At 4/12/2005 10:21:00 AM, Blogger K. said...

So Salman Rushdie was... a surprise. But it makes sense when you describe it. Not all crushes have to be lust-driven.

I am so lifting this meme.

 
At 4/12/2005 12:34:00 PM, Anonymous Anonymous said...

Shia is now 18 (I think) so it's okay. I absolutely love him!! I really thought I was the only one . . . damn! Now I gotta cut cha!

 
At 4/12/2005 03:09:00 PM, Blogger Kay said...

I like that guy from the Sprint commercials. I don't know why.

 
At 4/12/2005 06:51:00 PM, Blogger Fresh said...

Dang...we needed that shaker the other week! Only a dollar you say? And we were in Target that day we were mixing. I might need to make another trip over there.

 
At 4/13/2005 01:08:00 AM, Blogger Sid said...

Keidra: you know, so many of my crushes are non-lust-driven, or at least the lust is inspired by something else. I'm abnormal that way. I have liked some CRAZY lookin' mofos...

Ms.: Thanks! I like yours, too!

Yana: Bring it! Just kidding, keep him, damn. Oh, wanna swap for Loaf?

K: Oh me too! No wait, I like the guy from the Verizon commercials. Sprint is evil.

X: I am not taking list criticism from someone who gots love for Ced! But he does look dirty, I admit. Eh, what can I say?

Berry: I love how you needed a shaker "the other week." I've used mine twice in three days. You make me feel like a drunk. I got it at the Atlantic Ave Target in Brooklyn. Dunno if they got the same stuff in the Bx dollar section.

 
At 4/13/2005 06:53:00 AM, Anonymous Anonymous said...

Why Ms. Did, me making you feel like a drunk would be like pot calling the kettle black, my dear. I was actually recovering from a slight hangover this past Friday night. Might have to challange you to a drink off one night. LOL!

 
At 4/13/2005 12:10:00 PM, Anonymous Anonymous said...

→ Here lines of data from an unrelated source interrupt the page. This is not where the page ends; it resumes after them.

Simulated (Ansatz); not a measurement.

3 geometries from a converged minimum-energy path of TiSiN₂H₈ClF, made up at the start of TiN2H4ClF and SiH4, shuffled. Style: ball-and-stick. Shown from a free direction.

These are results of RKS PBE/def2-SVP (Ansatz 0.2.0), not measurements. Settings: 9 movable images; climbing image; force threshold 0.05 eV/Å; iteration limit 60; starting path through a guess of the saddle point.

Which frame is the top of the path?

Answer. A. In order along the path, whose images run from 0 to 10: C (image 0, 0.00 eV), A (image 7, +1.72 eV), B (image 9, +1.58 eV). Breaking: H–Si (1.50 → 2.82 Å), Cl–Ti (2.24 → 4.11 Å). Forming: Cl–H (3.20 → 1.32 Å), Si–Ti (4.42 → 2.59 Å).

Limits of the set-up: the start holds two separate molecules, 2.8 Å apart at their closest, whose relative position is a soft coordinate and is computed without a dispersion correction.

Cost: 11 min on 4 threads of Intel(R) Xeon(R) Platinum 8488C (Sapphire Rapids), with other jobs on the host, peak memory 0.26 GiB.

Um, Sid, why did I run out and by not one, not two, but THREE of those cute Target shakers yesterday after reading your comments??? I also got a cutting board with a knife also for a $1!! I love that place!!

 
At 4/13/2005 12:54:00 PM, Blogger Sid said...

Berry: Your're on!

Yana: You kinda need three at least if you're planning to entertain since they're individual shakers/ I might go back and get some more. Plus, you have professional concerns to consider. Ahem. *cough* Ithaca *cough* ooooh, also, mr. laboeuf is almost 20. thereyago.